In 2011, after 20 years in corporate insurance selling retirement plans and running internal sales and service teams, Manalapan native David Trapani fulfilled his dream of owning a business by purchasing AGT & Associates, an authorized Sandler training center in Monmouth Junction.
Trapani’s father, who owned an insurance agency, modeled two important benefits of business ownership for his son. First, Trapani says, is being able to run his own shop, and the other is the flexibility to “never miss kid stuff and never miss vacations.” His parents, he recalls, never missed one of his soccer games.
The training business also allows the South Brunswick resident to share what he has learned about managing teams and working with clients — some of it counterintuitive. On Friday, November 3, from 7:30 to 9:45 a.m., he will lead an interactive workshop on building strong customer service and long-term client retention for the Princeton Regional Chamber of Commerce at the Nassau Club of Princeton, 6 Mercer Street. Cost: $35. To register, go to www.princetonchamber.org.

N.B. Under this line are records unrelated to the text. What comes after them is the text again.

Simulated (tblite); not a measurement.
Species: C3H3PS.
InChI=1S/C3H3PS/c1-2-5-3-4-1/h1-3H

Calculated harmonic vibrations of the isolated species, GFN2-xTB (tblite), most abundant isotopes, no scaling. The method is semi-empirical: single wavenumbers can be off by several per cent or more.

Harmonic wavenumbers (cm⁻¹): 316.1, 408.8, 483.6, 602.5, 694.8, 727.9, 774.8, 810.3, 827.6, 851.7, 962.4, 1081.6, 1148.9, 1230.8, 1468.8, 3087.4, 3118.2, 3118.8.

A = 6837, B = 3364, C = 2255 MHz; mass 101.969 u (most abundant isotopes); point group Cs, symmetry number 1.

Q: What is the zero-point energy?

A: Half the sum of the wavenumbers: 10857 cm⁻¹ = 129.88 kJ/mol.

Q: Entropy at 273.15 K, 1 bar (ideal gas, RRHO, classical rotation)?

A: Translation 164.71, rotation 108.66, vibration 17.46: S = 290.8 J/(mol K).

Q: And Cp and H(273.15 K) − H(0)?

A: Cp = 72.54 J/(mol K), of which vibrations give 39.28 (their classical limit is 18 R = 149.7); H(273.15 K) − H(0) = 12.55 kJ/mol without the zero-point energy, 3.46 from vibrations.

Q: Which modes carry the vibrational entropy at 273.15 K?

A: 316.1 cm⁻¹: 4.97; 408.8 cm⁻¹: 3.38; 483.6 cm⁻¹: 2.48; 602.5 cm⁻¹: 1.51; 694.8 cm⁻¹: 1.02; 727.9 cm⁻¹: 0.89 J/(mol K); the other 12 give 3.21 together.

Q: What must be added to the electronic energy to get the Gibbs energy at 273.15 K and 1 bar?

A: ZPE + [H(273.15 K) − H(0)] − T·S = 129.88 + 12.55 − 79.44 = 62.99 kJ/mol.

Trapani shares what he has learned about interacting successfully with clients:
Understand how to respond appropriately to clients and why people often don’t. Over our lives, Trapani says, we have been conditioned to respond immediately to the requests of parents and teachers, and we respond in the same way to clients. If a client says jump, we ask, “How high?” But that might not be the right question.
When, for example, a customer asks for a particular report, the automatic response is “No problem, let me get that to you.” The result, in some cases, is having clients come back a week or two later, and say, “Remember that report you did two weeks ago; I need you to rerun it.” They realize they wanted different information—and that means extra work for the service people.
“It comes back to communication,” Trapani says. “Either the report is not what they wanted or they didn’t ask for the right thing.”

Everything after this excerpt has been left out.